I love the idea of Mother’s Day, Father’s Day and the other “special” holidays that are set aside to honor those who mean so much to us. Yes, sometimes it gets a little crazy, we just get past one holiday and another one is upon us.
Commercialism is largely responsible for this. Merchants seize the opportunity to capitalize on our almighty dollar. They promote holidays almost to the point of making us feel guilty if we don’t buy a gift and, on top of that, the perfect gift to show those we love how much we care. They convince us that a material thing can do that.
Especially for Mother’s Day and Father’s Day, there is the added stress of what to buy. By the time they have raised their kids, parents pretty much have everything they need or want. Of course, there are always new gadgets on the market that they probably shouldn’t live without. But then, in retrospect, why do you think parents of young adults have so many yard sales? It’s to recycle all the new gadgets that they just can’t live without so they can make room for new gadgets!
There is a better way and it doesn’t cost a dime. It is the gift of time, a gift that, ironically, is harder to give than a material thing. How many times have you thought of stopping to spend some time with Mom, Dad, Grandma or some other special person in your life but you didn’t do it because you had to go to the store (to buy the gift), pick up the kids, take junior to baseball practice or some other errand. Oh, the intentions were good, you didn’t have time today but you would tomorrow is how you rationalize it. But tomorrow never seems to come. I am so guilty of this too. The blame goes to the modern world we live in and the demands it puts upon us.

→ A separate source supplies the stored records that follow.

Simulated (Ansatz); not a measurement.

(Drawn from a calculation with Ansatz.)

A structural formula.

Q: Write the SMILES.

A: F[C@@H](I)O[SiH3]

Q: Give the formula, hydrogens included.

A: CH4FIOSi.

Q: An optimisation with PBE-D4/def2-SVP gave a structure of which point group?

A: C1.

It does take some effort to give this most precious gift of time. A case in point happened this week. Ron received the best Father’s Day gift a few days early this year from his son Rodney Scruggs. As everyone knows, this year the weather has been every farmer’s enemy instead of friend. Too much rain and at the wrong time has delayed getting crops in the ground. Here in central Indiana, farmers are still struggling.
On top of not getting the planting done, they can’t even get into the fields to work the ground to prepare for the crops. The old adage of “the hurrieder I go, the behinder I get” certainly rings true here. Even the few dry days that were sprinkled amidst the wet ones were not enough for farmers to get on their ground.
Consequently, when the weather did get near-right for a couple days, Ron was working a little ground, then planting it and then working more. I cannot (will not) either work ground nor plant because, as any farmer will tell you, even worse than not doing something in the field is not doing it right. So, I fill the role as gopher…go for this, go for that.
Rodney, who works full-time in a demanding job, has a wife and three kids and lives an hour and a half away, decided to drive up on two different days to help his Dad. This meant that ground was being worked ahead so the planter could follow right behind and twice as much work could be done in the same amount of time. In the narrow window of time that farmers get this year to get crops in, this was huge, especially since it was already the middle of June. When the last of the seed was in the ground, Rodney turned to his Dad and said “Happy Father’s Day.” Kudos to him.
Like all of us, he is busy beyond measure. Did he have the time to do this? Nope. Did he miss valuable weekend time with his wife and kids? Probably. Yet, he gave the best gift of all, the gift of time.
There is an irony to this. Rodney also got a gift in return. So many times, when families do get together, you never get to have that one-on-one time. Rodney got to spend time with his Dad…priceless for both of them. This is what the gift of time does.
Ron has an Aunt Betty who is in assisted living. We see her as often as we can, yet not nearly enough. She always brightens my day because she always has a smile, regardless of whether she is in pain or not. Whenever we leave we always ask if there is anything she wants and her answer is standard, ”Come back and see me soon.” All she wants is our time.
Over 30 years ago I learned this lesson about the gift of time and it still serves as a gentle reminder whenever I think that I am too busy for someone. I had always been close to my oldest uncle, a bachelor. One year in particular, I was young and had a full life and it was Christmas. I had decided that I would not see my uncle on that particular Christmas like I usually did because there was just too much going on. I’d see him in a day or so.
That year on Christmas Day, my whole day was planned. However, after church services on Christmas morning, something nudged me to turn the car the opposite way and go down and see my Uncle Harold. As I drove along, with the sun sparkling on the pristine snow, right in front of me was the brightest rainbow I had ever seen! It confirmed that I was doing the right thing and, how true it was, for it was the last Christmas I was to be with my uncle.
I hope that as long as I live, I never forget this lesson. I do treasure any gift that someone gives me, but most of all I treasure time spent with those I love and I hope I am never too busy to give that special gift to someone else.
The gift of time is the only gift in the world that gives two ways, to both the recipient and the giver. I know Ron and Rodney will both remember this special Father’s Day gift for years to come.